Dive Brief:
- The coffers are running dry for legacy communications company Avaya, according to reports by The Wall Street Journal and Bloomberg.
- The company posted revenue declines for Q3 2022, the period ending June 30, on Tuesday. Citing servicing on $600 million in loans secured just seven days before the quarter ended and “the negative impact of significant operating losses,” Avaya acknowledged there is “substantial doubt” about its “ability to continue as a going concern” in an SEC filing.
- “Our preliminary financial results for the quarter reflect operational and executional shortcomings, amplified against the backdrop of a volatile economic environment,” Alan Masarek, president and CEO of Avaya, said in Tuesday’s preliminary Q3 2022 financial report.
Dive Insight:
Avaya appointed Masarek, former Vonage CEO, on July 28, effective Aug. 1. The company also announced the departure of CEO Jim Chirico and downgraded its quarterly earnings expectations.
The company reported revenue of $577 million on Tuesday, a drop of 20% from the same quarter last year, and a net loss of $1.4 billion, despite growth in its OneCloud iPaaS division. OneCloud was up 97% year-over-year, reaching $838 million.
Subscriptions represented a major source of loss for the company in Q3, according to Masarek. “Declines generally happened because some customers signed shorter term contracts while other customers renewed maintenance agreements instead of signing long-term software subscription agreements,” he said in prepared remarks.
Avaya successfully pivoted to software sales on the heels of Chapter 11 bankruptcy in January 2017. Under Chirico’s leadership, the company invested in cloud-based enterprise software as its primary line of business.
Year-over-year revenues were up 2% in Q3 2021 and the company posted net income of $43 million that quarter. But concern over Avaya’s financial health surfaced earlier this year when, despite continued OneCloud growth, the company underperformed and missed Q2 adjusted-earnings targets.
Masarek pointed to “concerns about Avaya’s near-term debt maturities” and the “public nature” of the refinancing process as reasons for customers becoming “cautious on making longer term commitments to Avaya,” during the earnings call.
EVP and CFO Kieran McGrath said the company is expecting to generate annual savings of up to $250 million to offset losses.

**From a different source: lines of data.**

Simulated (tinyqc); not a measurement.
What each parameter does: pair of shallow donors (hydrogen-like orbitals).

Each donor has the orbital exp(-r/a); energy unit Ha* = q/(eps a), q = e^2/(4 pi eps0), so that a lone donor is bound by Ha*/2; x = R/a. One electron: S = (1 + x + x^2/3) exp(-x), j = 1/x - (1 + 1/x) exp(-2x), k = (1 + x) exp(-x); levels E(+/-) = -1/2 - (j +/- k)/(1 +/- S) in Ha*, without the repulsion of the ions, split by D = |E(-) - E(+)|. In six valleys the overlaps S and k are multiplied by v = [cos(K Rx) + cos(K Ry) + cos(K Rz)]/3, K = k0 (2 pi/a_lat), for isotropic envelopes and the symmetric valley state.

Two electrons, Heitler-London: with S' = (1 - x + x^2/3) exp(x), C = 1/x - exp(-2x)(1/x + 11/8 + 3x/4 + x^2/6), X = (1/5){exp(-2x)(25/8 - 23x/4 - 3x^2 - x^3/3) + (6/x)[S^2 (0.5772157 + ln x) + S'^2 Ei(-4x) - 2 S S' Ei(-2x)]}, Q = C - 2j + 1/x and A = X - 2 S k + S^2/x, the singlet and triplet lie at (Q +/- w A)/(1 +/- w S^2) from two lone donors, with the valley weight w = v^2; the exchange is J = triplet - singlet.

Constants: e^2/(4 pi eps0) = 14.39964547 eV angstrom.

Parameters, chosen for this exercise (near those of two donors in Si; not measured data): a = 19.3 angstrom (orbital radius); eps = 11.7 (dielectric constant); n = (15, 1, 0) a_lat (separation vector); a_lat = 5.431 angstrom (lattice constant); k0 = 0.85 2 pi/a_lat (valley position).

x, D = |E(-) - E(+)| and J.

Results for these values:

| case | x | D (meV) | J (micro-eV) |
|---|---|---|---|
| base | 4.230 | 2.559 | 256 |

“We are not standing still,” McGrath said during the earnings call. “We are taking an aggressive set of actions to reset our run rate of cost and expense.”
Masarek, who guided Vonage through its transformation from a VOIP-based residential phone provider to an enterprise cloud-communications company, said he aims to have a similar impact at Avaya.
“Transformations are tough,” he said during the earnings call. “But I came here eyes wide open, because I fundamentally believe that we can fundamentally improve the performance going forward.”